In class, he encourages a Socratic dialogue with up to 180 students. Drawing from readings, YouTube videos, audio clips and PowerPoint slides, John engages in a multi-mediated discussion with students on the meaning of culture, art and technology. His assigned readings encompass everything from classics such as Plato’s “Republic” to radical collective works such as Crimethink’s “Days of War, Nights of Love.” In past lectures, he has applied cultural hegemony to the pop-culture film “Fight Club,” proposed religious symbolism as a technological tool and suggested artistic qualities in Nazi propaganda.

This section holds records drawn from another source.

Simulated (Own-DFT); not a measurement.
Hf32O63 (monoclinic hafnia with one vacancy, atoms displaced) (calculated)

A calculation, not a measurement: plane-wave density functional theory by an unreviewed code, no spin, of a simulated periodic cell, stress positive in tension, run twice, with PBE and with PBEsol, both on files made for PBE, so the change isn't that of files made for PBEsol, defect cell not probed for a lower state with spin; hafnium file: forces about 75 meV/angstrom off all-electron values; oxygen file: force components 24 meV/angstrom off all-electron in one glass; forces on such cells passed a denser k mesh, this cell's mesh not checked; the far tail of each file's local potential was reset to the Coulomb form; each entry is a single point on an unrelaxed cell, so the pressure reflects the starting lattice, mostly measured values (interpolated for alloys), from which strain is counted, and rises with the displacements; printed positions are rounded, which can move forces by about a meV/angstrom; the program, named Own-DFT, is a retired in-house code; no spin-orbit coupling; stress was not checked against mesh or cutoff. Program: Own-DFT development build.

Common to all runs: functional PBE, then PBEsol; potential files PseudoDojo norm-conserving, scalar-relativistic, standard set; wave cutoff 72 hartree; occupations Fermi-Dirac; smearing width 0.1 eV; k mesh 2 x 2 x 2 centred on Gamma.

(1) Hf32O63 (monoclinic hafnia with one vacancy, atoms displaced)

“I don’t think it’s any surprise then that the program is all about ambiguity,” John said. “There aren’t a lot of certainties, and the idea that there are is one of the ideas we have to disabuse them of, and have to have them appreciate that the university is this incessant dialogue about things of which we have no complete knowledge.”
Some students, seeking more tradition and less controversy, think otherwise. One fired-up protester on RateMyProfessors.com describes John as a “nutcase” who tries to “engrave evolution on everyone’s brains” and “disses Christianity.” Sixth College professor Linda Strauss told him she saw students praying in groups outside his classroom for the sanctity of his soul. After teaching in many religious schools, John maintains that he does not “diss Christianity,” but only wants to think about religion as a historical phenomenon.
“If you’re trying to rattle cages and shake people up, you’re not expecting them to necessarily love what you’re doing,” John said. “Questioning their orthodoxies, challenging their belief systems — you shouldn’t come out of that experience expecting to be loved."